According to the company's latest 10-Q, on a constant currency basis, international sales grew by 25% year on year for the quarter and 27% YOY for the nine-month period ending February 24, 2013. During the same nine-month period, sales of $3.763B for the international segment were 28.2% of the company's total revenue of $13.364B.

The Scenarios

For a pessimistic scenario, I created a simple spreadsheet to see what kind of return to expect over the next 10 years if the company's best days were behind it. My assumptions were as follows:

  • International segment revenues will grow at a rate of 25% over the next four quarters, then decelerate by 5% per year for the next 10 years.
  • Revenue from all other segments will grow at a rate of just 1%.
  • Overall profit margin will remain relatively low at 9.44%.
  • Dividend remains stagnant at $0.38 per share per quarter, or $1.52 per year.
  • There are no share buybacks.

In my mildly optimistic scenario I assume the following:

  • International segment revenues will grow at a rate of 25% over the next four quarters, then accelerate by 5% per year.
  • Revenue from all other segments will grow at a rate of just 2%.
  • Overall profit margin will remain at the average of the past 12 quarters which is 10.44%.
  • Dividends will continue to grow at the current 10-year average rate of 11%.
  • There are no share buybacks.

The result of the pessimistic scenario is an 8.58% annual compounding rate of return, if you purchase shares at a price of $50. The results of the optimistic scenario is a 14.24% annual compounding rate of return, if you purchase shares at a price of $50.

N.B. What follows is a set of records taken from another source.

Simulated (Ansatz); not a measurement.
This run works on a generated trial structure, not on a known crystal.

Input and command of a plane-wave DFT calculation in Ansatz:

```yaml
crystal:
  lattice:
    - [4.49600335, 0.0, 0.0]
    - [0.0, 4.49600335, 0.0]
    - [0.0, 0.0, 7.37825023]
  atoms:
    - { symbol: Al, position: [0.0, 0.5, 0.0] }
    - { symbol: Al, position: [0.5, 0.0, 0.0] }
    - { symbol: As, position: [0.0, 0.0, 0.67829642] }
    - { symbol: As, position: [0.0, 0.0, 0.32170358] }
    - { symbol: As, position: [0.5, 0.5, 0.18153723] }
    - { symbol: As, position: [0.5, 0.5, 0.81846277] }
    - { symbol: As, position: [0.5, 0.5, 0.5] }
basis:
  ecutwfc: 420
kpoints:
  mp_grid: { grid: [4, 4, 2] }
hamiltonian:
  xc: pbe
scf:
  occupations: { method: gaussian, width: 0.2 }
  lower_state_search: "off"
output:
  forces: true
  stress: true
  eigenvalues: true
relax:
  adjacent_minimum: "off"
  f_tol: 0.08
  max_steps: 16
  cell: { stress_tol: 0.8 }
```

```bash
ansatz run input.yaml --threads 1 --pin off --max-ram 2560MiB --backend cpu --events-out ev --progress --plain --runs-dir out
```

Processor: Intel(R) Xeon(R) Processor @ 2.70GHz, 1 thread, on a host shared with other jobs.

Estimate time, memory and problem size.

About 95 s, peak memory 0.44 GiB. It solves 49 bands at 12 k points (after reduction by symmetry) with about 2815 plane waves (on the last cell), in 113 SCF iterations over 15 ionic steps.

Going forward, I'm fairly optimistic about international growth for this company for two main reasons. The first reason is its wide variety of branded products. The second is its low debt levels relative to net income. General Mills either has something for everyone, or it acquires a company that does. In 2012 alone, General Mills announced acquisitions of Yoki Alimentos in Brazil, Parampara brands in India, and a joint venture with Nestle producing breakfast cereals in Malaysia.

Unlike debt laden packaged food companies like ConAgra Foods (NYSE:CAG), General Mills has enough cash flow to take advantage of opportunities to purchase leading brands, and get its toe in the doors of foreign markets the moment those opportunities present themselves. Unlike Conagra, which stretched its balance sheet to the limits by purchasing Ralcorp last year, a maker of private brand -- or generic brand -- food items.

With respect to international revenue growth ConAgra is doing poorly enough that it didn't present a table of revenues by geographic segment in its latest quarterly earnings report, or discuss international growth specifically during the last earnings call.

Campbell Soup (NYSE:CPB), which makes soup, crackers, juice and little else, isn't having a fraction of the international success that General Mills is enjoying. On its latest 10-Q, Campbell Soup was good enough to break down net sales by segment including "International Simple Meals and Beverages," but unfortunately that segment grew by an underwhelming 1% YOY. I also noticed during its latest call, the CEO Denise Morrison elucidated her company's lackluster performance abroad, and intentions to build partnerships with Mexico. Campbell Soup is a great company, and I'll keep an eye on its efforts to expand into emerging markets. Until some positive figures related to international growth surface, I'll let General Mills feed my portfolio.

If you're a pessimist looking for a stock capable of surviving an economic meltdown and think my pessimistic scenario isn't conservative enough, consider the following. Between November 2007, and November 2009, General Mills not only managed to avoid a loss, but actually increased EPS by 45% from $1.66 to $2.41. Sure, some of that growth was due to aggressive share repurchases, but at least it had enough cash and income to do so.

About the only thing that could derail the General Mills earnings train to profitsville would be a divorce from Wall-Mart (NYSE:WMT). During fiscal 2012, the retail giant accounted for 22% of General Mills' consolidated net sales. I'm not too worried though. General Mills' essential brands ought to keep the pin in that grenade. Imagine what U.S. consumers would think of Wall-Mart, or any supermarket that didn't carry Cheerios.

In short, the future looks somewhere between good and great. Also, if yesterday's weakness in the consumer non-cyclical sector continues, an excellent entry point for General Mills just might present itself.

Disclosure: I have no positions in any stocks mentioned, but may initiate a long position in GIS over the next 72 hours. I wrote this article myself, and it expresses my own opinions. I am not receiving compensation for it (other than from Seeking Alpha). I have no business relationship with any company whose stock is mentioned in this article.